It is true that it shows no signs of decay, but it has suffered loss. Two of its main stems were shattered years ago by a hurricane, and were sawn off at the bole. Let us go along the road to the farm buildings, and turn back down to what now serves for a watering-place for horses. It is thus we shall best get an idea of how 'it stands single, in the midst of its own darkness.'

The branches stretch their shadow over the stream, and the ripple of the sunny talkative beck contrasts strangely with the deep silence of the solemn tree. If we go up to Whinfell Hall and ask a keen observer of nature and plant life about this famous yew, Mr. Wilson Robinson will tell us that he once measured the trunk at its least circumference and found it 23 feet 10 inches, and that, about thirty years ago, a strong south-east gale came with hurricane force down Hope Ghyll, wrenched off one of the side limbs and carried away a third of the tree. Another limb has fallen since then, and yet, shattered and torn, what a magnificent ruin it is, how well worth climbing over Whinlatter Pass to visit.

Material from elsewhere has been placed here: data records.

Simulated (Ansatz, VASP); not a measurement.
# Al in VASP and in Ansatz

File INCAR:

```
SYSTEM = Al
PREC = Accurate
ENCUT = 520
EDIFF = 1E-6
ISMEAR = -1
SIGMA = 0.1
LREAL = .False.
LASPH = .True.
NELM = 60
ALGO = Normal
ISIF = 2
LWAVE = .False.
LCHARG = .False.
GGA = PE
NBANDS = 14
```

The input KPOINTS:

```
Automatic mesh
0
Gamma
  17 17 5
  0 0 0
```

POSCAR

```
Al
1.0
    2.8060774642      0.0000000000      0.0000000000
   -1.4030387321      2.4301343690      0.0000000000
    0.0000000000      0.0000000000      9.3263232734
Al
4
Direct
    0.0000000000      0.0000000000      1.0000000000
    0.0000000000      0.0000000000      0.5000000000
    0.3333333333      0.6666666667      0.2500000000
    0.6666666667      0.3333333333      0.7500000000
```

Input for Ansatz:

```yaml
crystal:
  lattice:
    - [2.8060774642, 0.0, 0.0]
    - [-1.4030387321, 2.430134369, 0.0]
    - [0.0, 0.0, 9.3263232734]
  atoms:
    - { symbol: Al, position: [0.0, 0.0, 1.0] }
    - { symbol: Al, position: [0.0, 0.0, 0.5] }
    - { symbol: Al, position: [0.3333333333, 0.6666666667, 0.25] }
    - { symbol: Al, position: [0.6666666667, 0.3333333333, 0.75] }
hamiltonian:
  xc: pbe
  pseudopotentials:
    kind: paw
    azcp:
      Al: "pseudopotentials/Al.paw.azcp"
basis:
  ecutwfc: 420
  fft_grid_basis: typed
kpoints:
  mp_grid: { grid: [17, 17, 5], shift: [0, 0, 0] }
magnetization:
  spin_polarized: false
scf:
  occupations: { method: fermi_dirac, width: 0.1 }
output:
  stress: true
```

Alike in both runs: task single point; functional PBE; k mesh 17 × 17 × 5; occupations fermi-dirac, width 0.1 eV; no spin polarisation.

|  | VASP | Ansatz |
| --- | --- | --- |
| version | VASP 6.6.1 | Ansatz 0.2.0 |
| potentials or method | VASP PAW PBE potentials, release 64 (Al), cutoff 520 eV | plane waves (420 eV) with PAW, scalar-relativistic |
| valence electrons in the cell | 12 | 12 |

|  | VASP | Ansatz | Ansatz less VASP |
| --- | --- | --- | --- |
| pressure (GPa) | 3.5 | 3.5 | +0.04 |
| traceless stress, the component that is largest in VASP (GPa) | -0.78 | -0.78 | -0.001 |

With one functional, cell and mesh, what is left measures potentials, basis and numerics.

After gazing up the beck towards the picturesque bridge from which we first surveyed the yew, towards the grand old farmstead and its cluster of sycamores as a background for the bridge, let us go back to the bridge and across into the meadow wherein the 'Pride of Lorton Vale' stands, and, gazing from under the tree towards the west and south, let us wonder at the beauty of faintly bronzed fern on Whiteside, the amethystine lilac of the Grasmoor mass, the far-off cones of Red Pike and High Stile blue above Mellbreak, and far to the west, Herdhouse ghostly grey; all seeming to join in shutting out the world and making the quiet emerald meadow in which we stand a sanctuary for thought and restfulness.

Then let us go back to that day in the year 1653 when George Fox, having narrowly escaped death by a boy's rapier thrust, and with his hand and wrist still smarting from the cruel blow of a rough fellow down at Bootle, where they mobbed him on the previous Sunday, pale and worn came hither to the ford and found already James Lancaster, one of his disciples, who had gone forward as an avant-courier on the way to Cockermouth, busy haranguing the people.

The quiet meadow of to-day was on that day full of armed men. A detachment of Cromwell's soldiers had been told off from Cockermouth to keep the peace—it being known that Fox was on his way to Lorton; and Mr. Larkham, the Congregationalist minister of Cockermouth, and Priest Wilkinson, the Vicar of Brigham-cum-Mosser-cum-Lorton, were probably among the crowd that covered the field and stood by the banks of the stream. 'The people,' we read in Fox's Journal, 'lay up and down in the open, like people at a leaguer.' Fox had seen something of camp life during the late civil war, and he doubtless felt that day that, man of peace though he was, the field of the Lorton yew would be indeed a field of battle for him.

But what interests us most as we gaze upon this venerable tree to-day in these pleasant pastures beside the waters of peace, is not so much the memory of the crowd of Cromwellian soldiers and members of the Church militant who came out that day to 'sorely withstand' George Fox, as the vision of the boughs of this sable and majestic yew-tree filled with the listening ears and eager eyes of those who heard that day the weary and way-worn prophet of the Lord, 'largely declare the word of Life' as he knew it, and 'open the everlasting Gospel to them.' Fox tells us that 'this tree was so full of people that I feared they would break it down.'

Look at it now, and think of it no longer as a broken yew-tree, sown here perchance by some far wandering bird centuries ago, but as a living witness to the power of men who have a living Gospel to declare to win the souls of their fellows, and lead them into communion with God who is a spirit. Men once heard the voice of Fox sound out here, above the babble of the beck and the hum of the multitude and the protests of the Lorton minister, and those who crowded on the yew-tree boughs felt light instead of darkness—sun instead of shadow, was their portion, and we read, 'Many hundreds were convinced that day, and received the Lord Jesus Christ and His free teaching with gladness.'

We are not Quakers, but at least our hearts beat in unison with the earnest teacher of the Truth he knew, to an age that was helped and is still helped by that Truth; and as we leave the field of the tree,

'Not loth to furnish weapons for the bands
Of Umfraville or Percy ere they marched
To Scotland's heaths; or those that crossed the sea
And drew their sounding bows at Azincour,'

we rejoice to think that beneath its sable boughs, the preacher of the way of peace as better than war, once preached a sermon; and we trust, that for many a long year still, 'single in the midst of its own darkness as it stood of yore,' may stand the Lorton Yew.